Separate development projects based on the infamous university experiments — which seemed to criminalize the student inmates and make their student wardens power-crazed — are under way at Maverick Films and the Inferno. And both are expected to pitch their projects heavily at the AFM, which starts Wednesday.
In a suit filed Friday in Los Angeles Superior Court, Maverick claims that Inferno stole key ideas for such a film from Maverick after being invited in as a co-producer on an ongoing development project. Inferno executives passed on the opportunity to co-produce “The Stanford Prison Experiment,” then launched a competing project, “The Experiment,” according to the suit.
The suit, which names Inferno and company exec William Johnson as defendants, seeks injunctive relief and at least $50 million in damages.

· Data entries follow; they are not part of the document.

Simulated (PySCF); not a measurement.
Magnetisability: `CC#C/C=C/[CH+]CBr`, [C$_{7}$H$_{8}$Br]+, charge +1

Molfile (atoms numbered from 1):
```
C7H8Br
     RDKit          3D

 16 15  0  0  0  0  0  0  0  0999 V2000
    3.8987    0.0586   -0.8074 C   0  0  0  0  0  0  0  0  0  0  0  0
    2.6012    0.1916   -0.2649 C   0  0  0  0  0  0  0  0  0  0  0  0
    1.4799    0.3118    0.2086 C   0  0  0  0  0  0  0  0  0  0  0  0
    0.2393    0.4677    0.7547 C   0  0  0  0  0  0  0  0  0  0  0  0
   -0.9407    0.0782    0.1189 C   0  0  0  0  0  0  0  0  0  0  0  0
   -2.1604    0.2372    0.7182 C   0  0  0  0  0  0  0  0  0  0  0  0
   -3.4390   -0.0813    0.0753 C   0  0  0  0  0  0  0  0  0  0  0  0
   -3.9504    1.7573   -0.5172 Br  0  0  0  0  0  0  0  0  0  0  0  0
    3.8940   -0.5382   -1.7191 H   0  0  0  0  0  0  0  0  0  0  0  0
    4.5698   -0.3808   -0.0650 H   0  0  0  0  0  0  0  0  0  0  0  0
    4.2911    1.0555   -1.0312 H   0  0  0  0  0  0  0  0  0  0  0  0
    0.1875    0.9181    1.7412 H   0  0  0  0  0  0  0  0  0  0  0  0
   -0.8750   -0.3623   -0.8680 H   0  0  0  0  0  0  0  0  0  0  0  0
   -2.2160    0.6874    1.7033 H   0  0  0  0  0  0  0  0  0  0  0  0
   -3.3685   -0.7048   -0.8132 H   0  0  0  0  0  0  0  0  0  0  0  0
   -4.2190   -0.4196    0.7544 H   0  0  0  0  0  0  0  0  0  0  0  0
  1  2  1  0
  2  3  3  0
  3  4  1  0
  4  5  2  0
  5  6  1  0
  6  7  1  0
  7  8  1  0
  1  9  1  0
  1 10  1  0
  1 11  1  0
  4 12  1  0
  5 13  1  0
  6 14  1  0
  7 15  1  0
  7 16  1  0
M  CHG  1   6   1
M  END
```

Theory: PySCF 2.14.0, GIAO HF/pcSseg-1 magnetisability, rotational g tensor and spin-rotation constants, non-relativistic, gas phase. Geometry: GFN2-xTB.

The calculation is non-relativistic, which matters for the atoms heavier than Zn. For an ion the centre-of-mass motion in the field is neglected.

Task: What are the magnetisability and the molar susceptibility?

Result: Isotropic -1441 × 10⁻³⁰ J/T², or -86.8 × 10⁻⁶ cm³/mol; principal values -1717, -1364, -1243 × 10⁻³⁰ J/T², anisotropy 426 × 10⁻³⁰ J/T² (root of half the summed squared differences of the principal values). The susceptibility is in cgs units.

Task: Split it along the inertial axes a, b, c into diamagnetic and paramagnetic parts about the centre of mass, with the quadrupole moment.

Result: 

“Defendants, under the guise they were interested in co-producing, distributing and financing the Maverick film, conned Maverick … to disclose in great detail their creative, business and other plans to produce, finance and market the film,” the suit claims.
It adds: “Johnson’s decision to announce the production of ‘The Experiment’ at this time is no accident. Johnson apparently intends to promote his film heavily at the 2006 American Film Market … in order to siphon-off the interest in a film concerning the Stanford Prison Experiment that Maverick’s film has already generated.”
A spokesman said Maverick also intends to promote its project at the AFM.
The legal action was filed by Raskin Peter Rubin & Simon, the Los Angeles law firm representing Maverick.